The ESPC asked the Joint Corporations Committee that the reporting ultimately be made available in a searchable database available electronically via the Secretary of State’s website.

The committee showed considerable interest in the idea. Several, including Co-Chairman Cale Case, R-SD25, Lander and Rep. Kermit Brown, R-HD14, Laramie, asked pointed questions about lobbying by public interests, such as the University of Wyoming and other agencies.

The ESPC supports broad disclosure by all interests lobbying the Legislature. Even if they’re simply providing information at a committee meeting, state agencies and other public agencies certainly could be directed to report the cost of doing so.

When Sen. Case asked if the committee should entertain a motion to draft a bill, Sen. Charles Scott, R-SD30, Casper, objected, noting that the topic was not “noticed” on the committee agenda.

Instead, Sen. John Hastert, D-SD-13, Green River, made a request for the Legislative Service Office to research lobbyist disclosure in neighboring states and tell the committee how Wyoming’s disclosure requirements compare.

The topic is likely to appear on the agenda of the joint committee’s Sept. 28 - 29 in Casper.

A side note: Sen. Scott expressed considerable interest in determining who supports the ESPC and similar groups, saying he finds it difficult to determine who exactly they represent. He indicated he prefers disclosure legislation that would enable him to know the names of individuals who contribute to the ESPC and similar groups.

The ESPC does not provide that information, though people who do contribute funds to the ESPC certainly can make their support public. Still, the U.S. Constitution protects the right of people to associate freely. The ESPC told the committee that the right to maintain the privacy of contributor and membership lists was affirmed in a 1958 U.S. Supreme Court case, State of Alabama v. the National Association for the Advancement of Colored People.

But what the ESPC is, certainly is not a secret. The ESPC told the committee that the organizations that belong to its coalition are listed on the internet, along with brief biographies of the ESPC board officers and ESPC staff.

Sen. Scott asked the Legislative Service Office to research the law regarding protection of membership lists.

Wednesday, January 14, 2009

Citizen Lobbyist Training attracts scores

And, do Workers’ Comp COLA estimators smoke crack?

We staged our Citizen Lobbyist Training at the Plains Hotel today. It’s a one-day short-course we offer every year to explain the legislature’s elegant and sometimes complex process and describe at least some of the human motivations that drive it.
Nearly 70 people registered for the training, close to record participation. Our own Sarah Gorin explained how a bill becomes law and noted some of the myths about our “citizen legislature.” Suzan Pauling of the Coalition Against Domestic Violence and Sexual Assault dispelled fears of involvement with tales of her own steps and missteps as a novice lobbyist.
Marcia Shanor detailed the challenges of testifying before a legislative committee. Like Pauling, her talk was salted with practical advice, like getting to committee hearings early if you want a chair in one of those tiny committee rooms, dressing well, and staying aware of your own demeanor while other people talk.
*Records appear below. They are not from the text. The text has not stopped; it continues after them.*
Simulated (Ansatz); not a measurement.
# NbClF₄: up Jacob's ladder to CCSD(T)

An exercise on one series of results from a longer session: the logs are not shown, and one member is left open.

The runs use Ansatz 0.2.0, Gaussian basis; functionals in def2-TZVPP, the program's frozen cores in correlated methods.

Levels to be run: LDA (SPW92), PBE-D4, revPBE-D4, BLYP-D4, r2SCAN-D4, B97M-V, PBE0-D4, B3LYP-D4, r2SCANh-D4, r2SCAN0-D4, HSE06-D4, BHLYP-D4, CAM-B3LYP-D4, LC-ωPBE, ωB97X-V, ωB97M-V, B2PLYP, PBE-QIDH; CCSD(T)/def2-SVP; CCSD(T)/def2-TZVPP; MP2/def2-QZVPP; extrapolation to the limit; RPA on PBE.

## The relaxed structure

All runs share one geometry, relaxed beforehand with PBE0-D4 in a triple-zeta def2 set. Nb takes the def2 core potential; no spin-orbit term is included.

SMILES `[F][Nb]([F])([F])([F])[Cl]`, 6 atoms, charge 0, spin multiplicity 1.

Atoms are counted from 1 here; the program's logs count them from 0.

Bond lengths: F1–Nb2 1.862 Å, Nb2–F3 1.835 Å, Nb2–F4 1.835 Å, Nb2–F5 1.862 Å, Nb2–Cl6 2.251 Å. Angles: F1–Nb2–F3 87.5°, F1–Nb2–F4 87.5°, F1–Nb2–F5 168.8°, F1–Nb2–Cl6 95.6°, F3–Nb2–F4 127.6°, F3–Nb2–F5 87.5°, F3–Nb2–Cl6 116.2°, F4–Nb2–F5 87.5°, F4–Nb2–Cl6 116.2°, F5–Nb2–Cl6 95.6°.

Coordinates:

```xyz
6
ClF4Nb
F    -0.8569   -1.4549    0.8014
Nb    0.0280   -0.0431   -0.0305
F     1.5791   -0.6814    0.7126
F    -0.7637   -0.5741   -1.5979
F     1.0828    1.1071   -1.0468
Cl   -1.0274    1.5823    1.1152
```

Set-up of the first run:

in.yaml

Former Sweetwater state Sen. Rae Lynn Job and five sitting legislators, including Reps. Bernadine Craft, Tom Lubnau, Jeb Steward, Mary Throne and Sen. John Schiffer, offered perspectives on their own motivations for serving in the legislature, the best methods for lobbying them, and looked to challenges ahead. Sen. Schiffer suggested balancing the state budget won’t be a problem. Dealing with big issues facing Wyoming residents, like health care, is a greater problem, Schiffer said.
Positive responses from many of the participants have stirred thoughts at the ESPC of trying to conduct similar training sessions in a few communities around the state in an effort to connect Wyoming’s far-flung residents with the important doings here in Cheyenne.

Actuaries on drugs???

The House Labor, Health and Social Services Committee lost no time in picking up a critical bill on Wyoming’s Workers’ Compensation program. House Bill 54 – Workers’ compensation amendments contains the first increases in benefits for injured workers since the early 1990s.
We support the bill. It includes a significant hike in death benefits paid to surviving dependents, eliminates the gap between the shut-off of Temporary Total Disability payments and the payment of permanent benefits, and for the first time gives cost-of-living-adjustments (COLA) to beneficiaries. The bill is the product of considerable interim work by the joint committee in 2008. Changes in the make-up of the committee have brought four new members, however, who did not participate in the interim work.
The new members did not have the chance to hear the many injured workers who testified at a hearing in Casper in June. Those workers expressed considerable frustration with the administration of the program and its treatment of them. They also pointed out many problems with the way it pays out benefits that have left many of them devastated economically, losing homes, cars, and sometimes marriages.
The bill comes with a fiscal note that estimates the increased benefits carry an annual cost between $11 million and $12 million. But Cheyenne attorney George Santini challenged the $3.5 million annual price tag the note puts on the COLA for recipients of Permanent Total Disability payments.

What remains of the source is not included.